The government should identify a large enough private parcel and purchase it at fair market value. Once land has been purchased, a phased in building cycle to allow the grades one thru nine to be built first, and then after a study of the islands future needs for a high school, tenth grade through twelve could be added.
Recreational facilities can be added as funding is identified. This initiative could happen in a three year period with a strong effort by the St. John community, government support, and adequate funding.
An alternative option is to combine the private Gifft Hill School with the public school and create a charter school. This new concept is gathering more support nationally and would work well with St. John’s small school age population.

• Public safety is paramount to a successful community’s ability to grow and prosper. The seeds of crime are planted early on in life and can only guarantee a bitter harvest. The social fabric must be repaired and strengthened, we are letting our problems get the best of us, and often not, missing the message by killing the messenger. We don’t need more policemen, we need better policemen. We need crimes solved and crimes punished, not ignored and forgotten. We have to stop being judges in determining our own justice; a crime is a crime no matter who commits the act.

Raising the standards and pay for our policemen and women would do more for public safety than adding more inadequately educated and trained officers.

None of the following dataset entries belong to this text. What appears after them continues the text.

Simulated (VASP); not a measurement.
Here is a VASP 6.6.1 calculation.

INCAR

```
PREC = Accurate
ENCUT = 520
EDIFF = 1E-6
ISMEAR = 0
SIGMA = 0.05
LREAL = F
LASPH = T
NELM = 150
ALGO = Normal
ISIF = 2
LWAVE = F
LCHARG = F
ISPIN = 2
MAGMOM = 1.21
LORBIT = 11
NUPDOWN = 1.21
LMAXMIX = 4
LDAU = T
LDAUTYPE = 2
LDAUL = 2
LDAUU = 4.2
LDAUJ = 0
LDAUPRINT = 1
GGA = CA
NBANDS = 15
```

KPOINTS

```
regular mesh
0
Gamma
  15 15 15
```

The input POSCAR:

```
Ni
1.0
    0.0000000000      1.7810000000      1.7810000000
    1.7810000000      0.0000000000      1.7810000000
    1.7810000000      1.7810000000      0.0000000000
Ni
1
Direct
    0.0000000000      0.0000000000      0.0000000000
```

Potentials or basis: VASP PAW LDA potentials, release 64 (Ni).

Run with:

The University of the Virgin Islands should provide associates degrees in criminology. This degree should be the minimum requirement for a police recruit. Those on the force already, can be given free tuition to attend classes and earn the degree. A new pay scale should be implemented to reward those that achieve higher education. A civilian review board is necessary to promote transparency in police complaints, and to rebuild public confidence in those sworn to protect our community.